On Friday morning at 8 o’clock, I will set off at a laden-Landrover-defined speed of around 40 mph for Shrewsbury. I know exactly how long it will take, just under 2 hours, as I make the same journey on the same Friday each year. SatNav? SchmatNav! I don’t even need one of my much loved maps. The route is hardwired. The litany of Marcher placenames is entirely reassuring : Wimboldsley, Sound, Burleydam, Edstaston, Preston Gubbals. At Bomere Heath, I am almost there. No matter the names on the fingerposts, I am familiar enough with the hedgerows to home my way there.

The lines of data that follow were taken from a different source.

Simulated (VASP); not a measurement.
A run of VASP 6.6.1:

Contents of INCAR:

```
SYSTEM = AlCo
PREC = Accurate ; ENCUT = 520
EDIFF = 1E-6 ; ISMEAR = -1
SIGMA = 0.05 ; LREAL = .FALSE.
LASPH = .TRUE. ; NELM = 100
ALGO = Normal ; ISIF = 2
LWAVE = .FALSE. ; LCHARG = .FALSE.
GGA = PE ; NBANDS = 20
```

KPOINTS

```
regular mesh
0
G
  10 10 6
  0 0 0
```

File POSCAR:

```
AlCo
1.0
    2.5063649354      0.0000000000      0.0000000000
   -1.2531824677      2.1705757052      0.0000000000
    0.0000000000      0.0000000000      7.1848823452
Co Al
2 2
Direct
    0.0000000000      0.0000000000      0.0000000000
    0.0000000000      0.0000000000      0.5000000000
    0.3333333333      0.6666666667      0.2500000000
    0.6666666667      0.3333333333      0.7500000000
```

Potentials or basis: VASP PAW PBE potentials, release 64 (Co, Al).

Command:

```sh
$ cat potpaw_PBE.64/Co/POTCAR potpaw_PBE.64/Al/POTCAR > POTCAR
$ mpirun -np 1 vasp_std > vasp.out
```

Making the same journey at the same time each year brings other associations: the angle of morning sun, the likelihood of mist and dew on the meadows, the songbirds mustering voice for their last autumn hurrah after the lull of summer. Indeed, until I started doing Shrewsbury, I never realised just how autumnal is the August Bank Holiday weekend.
I could go by a different route, but I never will now. It would be almost blasphemous. It is fair to say that I order my world in geographical terms. So I can appreciate how set paths were used for processional routes, the carriage of coffins across moors to consecrated land; for pilgrimages; for the marking of life-sustaining territory. You can imagine how Chatwin’s Songlines struck a chord with me. The idea of a land known, revered and sung through a series of journeys, real and conceptual, made perfect sense.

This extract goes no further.